When I was 11 or 12, I remember purchasing my very first subscription.. to anything – Weekly World News – a black and white supermarket check-out rag .  An obvious eye-catcher among the Bic razors, beef jerky and weekly soaps publications (talk about depraved society), it was a glorious and seemingly endless parade featuring the wildest circus stunts of any ordinary man’s imagination.  From a boy’s perspective, it was printed and laid out in a fashion that almost looked ridiculously true, and thus was dangerously corrosive to the psyche of any young human, should he have ever been prone to forget that fire is hot or that gravity is true.  And yet, it was precisely this utter disdain for the child’s intellect that gave it its innocent charm.  You knew that not even the baloney was the real stuff.. but if it was delicious, what did it matter.. it was good for a cheap laugh…

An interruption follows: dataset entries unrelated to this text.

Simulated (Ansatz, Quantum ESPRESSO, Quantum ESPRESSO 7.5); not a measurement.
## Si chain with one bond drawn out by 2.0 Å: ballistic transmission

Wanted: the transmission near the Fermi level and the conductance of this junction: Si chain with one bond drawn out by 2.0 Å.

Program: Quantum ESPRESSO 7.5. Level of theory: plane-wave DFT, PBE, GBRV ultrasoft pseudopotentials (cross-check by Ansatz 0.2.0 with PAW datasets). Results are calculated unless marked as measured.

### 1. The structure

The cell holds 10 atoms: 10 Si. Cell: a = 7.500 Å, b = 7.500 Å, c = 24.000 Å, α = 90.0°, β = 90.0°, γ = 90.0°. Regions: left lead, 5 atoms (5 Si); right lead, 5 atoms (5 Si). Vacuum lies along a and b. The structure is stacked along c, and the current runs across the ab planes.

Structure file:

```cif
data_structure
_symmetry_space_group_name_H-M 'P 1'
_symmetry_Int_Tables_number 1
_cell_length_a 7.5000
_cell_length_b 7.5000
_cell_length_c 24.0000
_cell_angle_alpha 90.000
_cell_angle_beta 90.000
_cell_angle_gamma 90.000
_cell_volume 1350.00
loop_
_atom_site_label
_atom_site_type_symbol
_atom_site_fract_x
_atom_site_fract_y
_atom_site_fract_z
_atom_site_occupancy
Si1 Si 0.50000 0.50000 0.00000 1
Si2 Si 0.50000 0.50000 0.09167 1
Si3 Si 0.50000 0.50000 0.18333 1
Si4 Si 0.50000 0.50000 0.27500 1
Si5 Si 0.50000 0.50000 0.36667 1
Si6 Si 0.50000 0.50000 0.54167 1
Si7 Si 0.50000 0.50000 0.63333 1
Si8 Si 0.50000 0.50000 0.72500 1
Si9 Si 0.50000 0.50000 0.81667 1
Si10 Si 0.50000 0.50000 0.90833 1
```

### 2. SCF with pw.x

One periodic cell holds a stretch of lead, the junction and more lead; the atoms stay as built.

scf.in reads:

Well, the Metro is not for 12 year-old kids by any means, although any teen or tinier tot could purchase it.. For one, its content, repulsive as you may find it, is real everyday sleaze and ugliness, and nothing to laugh about.  But I think for the adult it none the less brings back in a way that savory phony baloney flavor that hooked our attention as juveniles… and with a couple of fat, melted slices of yellow extra cheesy journalism slathered on, it’s sometimes difficult to resist the temptation.



category: Spanish ed

Mexico’s a free country and you can speak any language here you want.  Living here though, especially with a goal to learn Spanish, and not interacting much if at all with the people here.. is just plain weird.  It becomes difficult to imagine what happiness must be like when you’re wandering around on mute through an intercultural twilight zone that grinds your Spanish speaking fantasies into dirt.  Inspiring, eh?  But it’s so unnecessary that it be that way.  Below are some facts of life that any young person or adult should consider when setting out for the first time to beat down the Spanish language barrier.

It’s a tool, a tool for communication.  It’s not an art.  It’s not a talent that only some possess.  Don’t forget that virtually every person on the planet that can open their mouth and has a tongue has mastered at least one language.   But communication has to be the focus, rather than passing exams.  If you have no need or desire to associate with with others who only speak Spanish, well, then what’s the point?  But that brings us to the next detail…

Desire and necessity.  Without either one or the other, just give up.  Find something better to do.  Seriously.  Possessing only one or the other is better than nothing, but you’ll advance very slowly.  Your desire will quickly burn out if you fail to discover or create a necessity.  On the other hand, learning a foreign language is just dreadful for those who face it simply because they have to.  When you have both, nothing short of a bus explosion, or any other trauma that makes you die, can stop you.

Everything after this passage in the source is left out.